Opinion
2001-09045, 2001-09046
Argued November 18, 2002.
December 16, 2002.
In an action to recover damages for personal injuries, etc., the plaintiffs appeal from (1) an order of the Supreme Court, Suffolk County (Oliver, J.), entered August 17, 2001, which granted the separate motions of the defendants Long Island Lighting Company and New York Telephone Company for summary judgment dismissing the complaint insofar as asserted against them, and, upon searching the record, granted the defendant County of Suffolk summary judgment dismissing the complaint insofar as asserted against it, and (2) a judgment of the same court, entered September 5, 2001, which, upon the order, is in favor of the defendants and against them dismissing the complaint.
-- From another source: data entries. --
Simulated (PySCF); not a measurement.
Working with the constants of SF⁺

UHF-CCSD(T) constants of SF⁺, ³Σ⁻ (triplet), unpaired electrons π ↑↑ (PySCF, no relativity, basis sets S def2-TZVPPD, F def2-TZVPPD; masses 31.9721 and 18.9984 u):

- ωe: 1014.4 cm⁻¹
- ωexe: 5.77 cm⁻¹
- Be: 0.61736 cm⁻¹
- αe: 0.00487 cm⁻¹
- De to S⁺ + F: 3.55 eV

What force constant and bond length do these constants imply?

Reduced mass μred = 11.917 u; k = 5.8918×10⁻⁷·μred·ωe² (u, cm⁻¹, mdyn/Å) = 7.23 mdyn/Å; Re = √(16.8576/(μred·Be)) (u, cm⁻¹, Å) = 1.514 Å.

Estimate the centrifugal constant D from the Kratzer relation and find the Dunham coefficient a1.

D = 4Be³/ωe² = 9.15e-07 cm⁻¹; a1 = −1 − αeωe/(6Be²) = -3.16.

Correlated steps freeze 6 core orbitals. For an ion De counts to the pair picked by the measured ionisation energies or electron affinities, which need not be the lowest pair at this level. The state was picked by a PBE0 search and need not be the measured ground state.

Joseph A. Solow, Hauppauge, N.Y., for appellants.
Robert J. Cimino, County Attorney, Hauppauge, N.Y. (Anthony P. Moncayo of counsel), for respondent County of Suffolk.
George D. Argiriou, Hicksville, N.Y. (Michele A. Paoli of counsel), for respondent Long Island Lighting Company.
Conway, Farrell, Curtin Kelly, P.C., New York, N.Y. (Jonathan T. Uejio of counsel), for respondent New York Telephone Company.
Before: FRED T. SANTUCCI, J.P., SANDRA L. TOWNES, STEPHEN G. CRANE, REINALDO E. RIVERA, JJ.
DECISION ORDER
ORDERED that the appeal from the order is dismissed; and it is further,
ORDERED that the judgment is affirmed; and it is further,
ORDERED that one bill of costs is awarded to the respondents appearing separately and filing separate briefs.
The appeal from the intermediate order must be dismissed because the right of direct appeal therefrom terminated with the entry of judgment in the action (see Matter of Aho, 39 N.Y.2d 241, 248). The issues raised on the appeal from the order are brought up for review and have been considered on the appeal from the judgment (see CPLR 5501[a][1]).
The Supreme Court properly granted the separate motions of the defendants Long Island Lighting Company and New York Telephone Company for summary judgment dismissing the complaint insofar as asserted against them. The movants established their prima facie entitlement to judgment as a matter of law (see Alvarez v. Prospect Hosp., 68 N.Y.2d 320, 324). In opposition, the plaintiffs failed to raise a triable issue of fact demonstrating that the movants' alleged negligence proximately caused the injured plaintiff's injuries. The plaintiffs merely submitted a conclusory affidavit which contained unsubstantiated allegations and bald conclusions insufficient to raise a triable issue of fact (see Zuckerman v. City of New York, 49 N.Y.2d 557; Detko v. McDonald's Rests. of N.Y., 198 A.D.2d 208, 209).
Furthermore, although the defendant County of Suffolk did not move for summary judgment, the Supreme Court and this court have the authority pursuant to CPLR 3212(b) to search the record and grant summary judgment to a nonmoving party with respect to an issue that was the subject of the motion before the court (see Dunham v. Hilco Constr. Co., 89 N.Y.2d 425, 429; Image Clothing v. State Natl. Ins. Co., 291 A.D.2d 377, 378; QDR Consultants Dev. Corp. v. Colonia Ins. Co., 251 A.D.2d 641, 643). Under the circumstances of this case, the Supreme Court properly searched the record and granted the County of Suffolk summary judgment dismissing the complaint insofar as asserted against it.
The plaintiffs' remaining contentions are without merit.
SANTUCCI, J.P., TOWNES, CRANE and RIVERA, JJ., concur.